On the team were such players as Rocky Colavito, Jim Piersall, Minnie Minoso, George Strickland, and Woody Held. Pitchers included Herb Score (before his career stumbled after he got hit in the face with a baseball), Jim “Mudcat” Grant, and Cal McLish.

Usually I went to the games alone or with a school friend, because my father was working as a machine tool builder at Lees-Bradner and Company. I would hop on the 56A bus at East 177th and Harvard and get off at Proispect and Ontario downtown. From there, it was a five or six block walk to Cleveland Municipal Stadium, which, as I understand it, is no more.

Just like my grade school (Saint Henry) and high school (Chanel High), which also are no more. Much of my history has been effectively wiped clean in the evil days that befell Cleveland around that time.

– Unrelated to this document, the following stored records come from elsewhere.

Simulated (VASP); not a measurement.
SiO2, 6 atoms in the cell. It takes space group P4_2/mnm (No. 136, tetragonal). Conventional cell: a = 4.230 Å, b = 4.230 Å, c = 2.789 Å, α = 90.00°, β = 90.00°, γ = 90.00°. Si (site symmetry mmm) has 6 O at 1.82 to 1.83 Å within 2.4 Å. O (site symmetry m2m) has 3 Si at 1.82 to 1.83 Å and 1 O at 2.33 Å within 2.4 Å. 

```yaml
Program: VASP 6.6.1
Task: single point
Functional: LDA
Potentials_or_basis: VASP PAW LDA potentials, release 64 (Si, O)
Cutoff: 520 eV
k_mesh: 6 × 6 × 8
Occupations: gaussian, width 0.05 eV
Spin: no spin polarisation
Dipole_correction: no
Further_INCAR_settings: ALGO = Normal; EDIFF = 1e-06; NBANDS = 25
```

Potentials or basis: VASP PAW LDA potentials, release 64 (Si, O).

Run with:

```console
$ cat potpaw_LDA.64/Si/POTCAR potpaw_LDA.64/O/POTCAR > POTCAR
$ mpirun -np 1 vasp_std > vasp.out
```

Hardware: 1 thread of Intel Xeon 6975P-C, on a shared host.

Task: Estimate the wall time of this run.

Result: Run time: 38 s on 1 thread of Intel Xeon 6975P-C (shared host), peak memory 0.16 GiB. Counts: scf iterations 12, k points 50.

It was difficult as a child to follow a baseball team that usually lagged in the standings. But then, who has a 100% winning record? No one.

Three Journeys West, 1859

It was ten years before the completion of the transcontinental railroad in 1869. Just by chance, there were three notable journeys across the Plains to the West that year which were described in books that are still worth reading and readily available:

  • Mark Twain’s Roughing It is partly fictionalized but largely true, and it is still one of the funniest books ever written
  • Sir Richard Francis Burton’s The City of the Saints: Among the Mormons and Across the Rocky Mountains to California is mostly about a trip to visit Salt Lake City and Brigham Young, but includes the whole journey from East to West
  • Newspaper Editor Horace Greeley’s An Overland Journey from New York to San Francisco in the Summer of 1859 is not as well known but equally valuable

If you are interested in the history of the Western United States, these three books together constitute a priceless snapshot of what it was like in one particular year.

The Maldive Shark

Shark with Pilot Fish

Herman Melville is not known for his poetry, probably because he wrote it during an optimistic time in American history (i.e., after the Civil War) when his natural pessimism ran against the grain. Below is a poem that harks back to his years at sea aboard a whaler:

The Maldive Shark

About the Shark, phlegmatical one,
Pale sot of the Maldive sea,
The sleek little pilot-fish, azure and slim,
How alert in attendance be.
From his saw-pit of mouth, from his charnel of maw,
They have nothing of harm to dread,
But liquidly glide on his ghastly flank
Or before his Gorgonian head;
Or lurk in the port of serrated teeth
In white triple tiers of glittering gates,
And there find a haven when peril’s abroad,
An asylum in jaws of the Fates!
They are friends; and friendly they guide him to prey,
Yet never partake of the treat —
Eyes and brains to the dotard lethargic and dull,
Pale ravener of horrible meat.

El Dorado

Edgar Allan Poe (1809-1849)

I am currently in the middle of the riches of Van Wyck Brooks’s The Times of Melville and Whitman (published 1947), devouring each chapter slowly, mining it for information on obscure 19th century American authors. I am even paying close attention to all the footnotes, in which I found this excerpt of a letter from Edgar Allan Poe to F. W. Thomas written on February 14, 1849. The subject was why Poe wasn’t interested in joining the Gold Rush:

Talking of gold and temptations at present held out to ‘poor-devil authors,’ did it ever strike you that all that is really valuable to a man of letters—to a poet in especial—is absolutely unpurchasable? Love, fame, the dominion of intellect, the consciousness of power, the thrilling sense of beauty, the free air of heaven, exercise of body and mind, with the physical and moral health which result—these and such as these are really all that a poet cares for—then answer me this—why should he go to California?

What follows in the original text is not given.